The Royal Ordnance Pensioners' Association

Improved Benefits for Pensioners

Whilst our over-riding objective is the security of the fund we also seek improvements to the scheme when it is appropriate to do so. In 1999 the then Personnel Director invited ROPA to submit a "wish list" of the benefit improvements for pensioners, which we would like to be introduced. We submitted the following list and asked for an actuarial assessment of the cost of each item. We also proposed that, if the 31.12.1998 Actuarial Review indicated a funding surplus, there should be a proportionate allocation to pensioners. The list was :-

  • Abolition of the National Insurance Modifier (Crown Service Section).
  • Provision of normal scheme pension increases on the whole pension rather than just the excess over Guaranteed Minimum Pension once pensioners reach State Pension Age.
  • Making reckonable the non-reckonable service of those ex-Civil Servants who had service under the age of 18 prior to 1972.
  • Making reckonable the non-reckonable service of BMARC Section members who had service under the age of 20.
  • Provide an additional increase to the 2000 pension RPI increase. · Provide a one-off bonus payment from any funding surplus.
  • Calculate 1984 Section pensionable pay without the deduction of LEL.
  • Removing the 5% pension increase cap on RPI increases (1984 Section).

We made it clear that we would prefer improvements that applied to all three sections of the RO Scheme.

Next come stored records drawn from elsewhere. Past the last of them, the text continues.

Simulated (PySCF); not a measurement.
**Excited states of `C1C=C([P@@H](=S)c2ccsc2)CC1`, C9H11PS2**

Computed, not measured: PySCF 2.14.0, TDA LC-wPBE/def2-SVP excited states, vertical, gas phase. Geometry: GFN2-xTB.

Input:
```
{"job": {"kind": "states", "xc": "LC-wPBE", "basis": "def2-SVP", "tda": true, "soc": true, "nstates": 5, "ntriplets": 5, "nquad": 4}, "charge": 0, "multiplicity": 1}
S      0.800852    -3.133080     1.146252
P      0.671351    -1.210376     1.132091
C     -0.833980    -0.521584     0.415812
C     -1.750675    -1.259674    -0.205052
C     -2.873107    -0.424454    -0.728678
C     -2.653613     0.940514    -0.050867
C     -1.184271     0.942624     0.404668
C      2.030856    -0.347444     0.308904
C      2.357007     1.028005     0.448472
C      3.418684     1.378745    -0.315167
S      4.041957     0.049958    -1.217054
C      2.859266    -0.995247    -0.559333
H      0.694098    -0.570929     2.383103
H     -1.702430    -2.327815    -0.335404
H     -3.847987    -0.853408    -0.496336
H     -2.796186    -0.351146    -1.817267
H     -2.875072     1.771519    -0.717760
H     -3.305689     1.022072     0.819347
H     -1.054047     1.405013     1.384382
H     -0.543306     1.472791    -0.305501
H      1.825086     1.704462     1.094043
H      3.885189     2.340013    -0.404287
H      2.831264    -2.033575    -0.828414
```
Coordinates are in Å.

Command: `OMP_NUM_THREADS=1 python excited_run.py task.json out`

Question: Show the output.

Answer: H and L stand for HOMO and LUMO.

Following our submission of this list, a surplus funding of £32million was revealed but the Company proposed and the Trustees agreed that it should be used to reduce the rates of employer and employee contributions into the Fund. Following our protests pensioners were eventually given the first ever improvement to pensions in payment, but the improvement (the abolition of the National Insurance Modifier) only applied to Crown Service Section members with service between 1949 and1980. We asked about the Actuary's assessment of the cost of this change and were dismayed to find that the trustees had not considered it necessary to seek his advice. In other words the cost was minimal. (We were even more dismayed that the NIMOD adjustment was not made fully retrospective, as we had been led to believe.)

Since 2003 the Fund has been in deficit and significant improvements to benefits are not on the agenda. Nevertheless we shall press for changes when we can. Indeed, only recently we asked that when a pensioner dies his/her pension should continue to be paid in full to the dependants for a period rather than it being reduced immediately. We shall also seek any improvements that have been conceded to members of the other two groups on the Committee, the BAe Main and the BAe 2000 Plan Scheme members.